Several studies have emerged to show that summer learning loss, or "the summer slide," puts low-income students at a disadvantage. During their time off, they lose a lot of what they learned during the year. And they often don't have the benefit of overnight camp, family trips or outings to museums that make up for it.
The solution, however, is not to cancel summer holidays altogether, but instead to create new programs, perhaps funded through public-private partnerships, to help fill the summer void.
A study from Johns Hopkins University that tracked 800 Baltimore children from first grade to adulthood found that by ninth grade, losses over the summer accounted for almost two-thirds of the achievement gap between income groups. While poor students fell back, middle-income ones either held steady or made progress during summer break. A new Ontario study found that children from low-income families who had only a one-month break in the summer did better in math, retained more of their lessons and needed less time for review.
Summer, revered as a time of freedom and adventure, actually requires money and planning. This is a more safety-conscious era, so even with one or both parents at work, children are usually not free to roam the neighbourhood, because of a fear of predators. Many wind up frittering away their time on hand-held consoles, playing Wii, or watching re-runs of Spongebob Squarepants while gorging on soda pop and potato chips and contributing to the national obesity rate. While this is particularly true in families without the means to travel, go camping, or pay for specialty camps for 10 weeks in a row, summer also places a strain on middle-class families.

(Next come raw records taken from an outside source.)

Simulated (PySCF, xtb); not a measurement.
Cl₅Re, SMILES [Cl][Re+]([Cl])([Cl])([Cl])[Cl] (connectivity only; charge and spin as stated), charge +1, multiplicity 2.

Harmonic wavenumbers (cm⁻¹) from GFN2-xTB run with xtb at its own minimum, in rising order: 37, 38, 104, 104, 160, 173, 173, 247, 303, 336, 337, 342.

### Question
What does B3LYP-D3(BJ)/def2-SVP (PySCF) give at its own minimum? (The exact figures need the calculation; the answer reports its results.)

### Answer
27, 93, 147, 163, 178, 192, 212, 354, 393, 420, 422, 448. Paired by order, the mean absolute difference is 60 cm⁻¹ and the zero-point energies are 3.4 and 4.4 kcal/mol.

The solution, however, isn't year-round schooling for all, as some proponents argue; but an expansion of opportunities for financially disadvantaged children, so that their summers can be as meaningful as possible. Private camps, for example, could allow a certain percentage of children to attend without paying the fees; this would increase the camp's diversity and capacity for outreach. Schools in disadvantaged neighbourhoods could offer more innovative outdoor programs that combine physics and basketball, or outdoor survival and astronomy. Public pools could offer free swimming classes.
More classroom time is not the answer. Opportunities to explore the natural world, cultivate artistic talents, or develop other areas of interest that contribute to the health and development of students, are the real path to summer learning.